In 1988 Democratic presidential candidate Michael S. Dukakis chooses Texas Senator Lloyd Bentsen as his running mate.
In 1989 A farmer in eastern France goes on a shooting rampage, killing 14 people in two hours before being captured.
In 1989 "When Harry Met Sally" starring Billy Crystal and Meg Ryan opens in U.S. theatres.
In 1990 Russian republic president Boris Yeltsin shocks the 28th congress of the Soviet Communist Party by announcing he was resigning his party membership.
In 1991 A Japanese professor who had translated Salman Rushdie's "The Satanic Verses" is found stabbed to death, 9 days after the novel's Italian translator was attacked in Milan.
In 1992 In an emotional farewell speech, Benjamin Hooks, outgoing executive director of the NAACP, urges the group's convention in Nashville to show the world that it remained vital.

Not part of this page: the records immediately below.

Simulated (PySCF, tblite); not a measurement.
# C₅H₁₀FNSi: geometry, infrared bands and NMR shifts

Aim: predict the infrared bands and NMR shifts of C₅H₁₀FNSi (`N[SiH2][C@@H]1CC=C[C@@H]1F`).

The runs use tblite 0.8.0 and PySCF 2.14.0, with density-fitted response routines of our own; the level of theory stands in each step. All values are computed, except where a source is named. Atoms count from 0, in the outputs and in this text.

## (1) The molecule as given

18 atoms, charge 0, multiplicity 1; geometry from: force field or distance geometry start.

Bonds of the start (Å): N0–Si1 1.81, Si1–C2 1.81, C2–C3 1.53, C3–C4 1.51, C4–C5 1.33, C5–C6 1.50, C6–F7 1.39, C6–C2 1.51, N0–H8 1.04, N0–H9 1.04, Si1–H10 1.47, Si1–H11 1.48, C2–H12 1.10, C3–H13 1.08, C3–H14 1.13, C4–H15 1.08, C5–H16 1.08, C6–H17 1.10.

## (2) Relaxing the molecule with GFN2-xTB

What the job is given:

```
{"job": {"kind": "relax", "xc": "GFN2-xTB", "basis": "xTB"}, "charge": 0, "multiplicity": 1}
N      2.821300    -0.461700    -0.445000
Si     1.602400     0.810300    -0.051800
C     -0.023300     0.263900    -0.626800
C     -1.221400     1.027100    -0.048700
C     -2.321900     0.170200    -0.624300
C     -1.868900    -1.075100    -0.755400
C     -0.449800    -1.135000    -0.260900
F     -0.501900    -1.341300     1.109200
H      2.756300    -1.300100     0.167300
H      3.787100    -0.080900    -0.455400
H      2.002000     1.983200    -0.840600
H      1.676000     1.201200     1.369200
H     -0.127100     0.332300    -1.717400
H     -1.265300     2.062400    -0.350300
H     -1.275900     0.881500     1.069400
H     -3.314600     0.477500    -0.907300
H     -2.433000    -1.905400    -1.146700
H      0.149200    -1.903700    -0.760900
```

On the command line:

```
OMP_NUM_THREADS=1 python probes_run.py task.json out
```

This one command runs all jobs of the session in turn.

In 1993 196 people aere killed when an earthquake measuring 7.8 on the Richter scale struck northern Japan.
In 1994 Germany rules its combat troops can be sent on U.N. missions abroad with parliamentary approval, reversing policy in effect since end of World War II.
In 1994 President Clinton, visiting Germany, goes to the eastern sector of Berlin, the first president to do so since Harry Truman.
In 1994 Confirmation hearings begin for U.S. Supreme Court nominee Stephen G. Breyer.
In 1995 President Clinton spells out school-prayer guidelines, asserting the First Amendment already guaranteed adequate freedom of religion.
In 1996 Hurricane Bertha hits North Carolina's Cape Fear, before battering a string of coastal towns.
In 1997 In Spain, kidnapped Basque politician Miguel Angel Blanco was found dead shortly after a deadline set by his militant Basque captors.
In 1998 France beats Brazil for its first World Cup soccer championship.
In 2000 In Philadelphia, video from a TV helicopter shows a dozen men, some police officers, brutalizing a black carjacking suspect.
In 2000 New Hampshire Chief Justice David Brock is impeached by the Legislature, the first such action against an official in the state since 1790. (He was later acquitted in a state Senate trial.)
In 2002 The Senate adopts a ban on personal loans from companies to their top officials.
In 2003 The USS Ronald Reagan, the first carrier named for a living president, is commissioned in Norfolk, VA.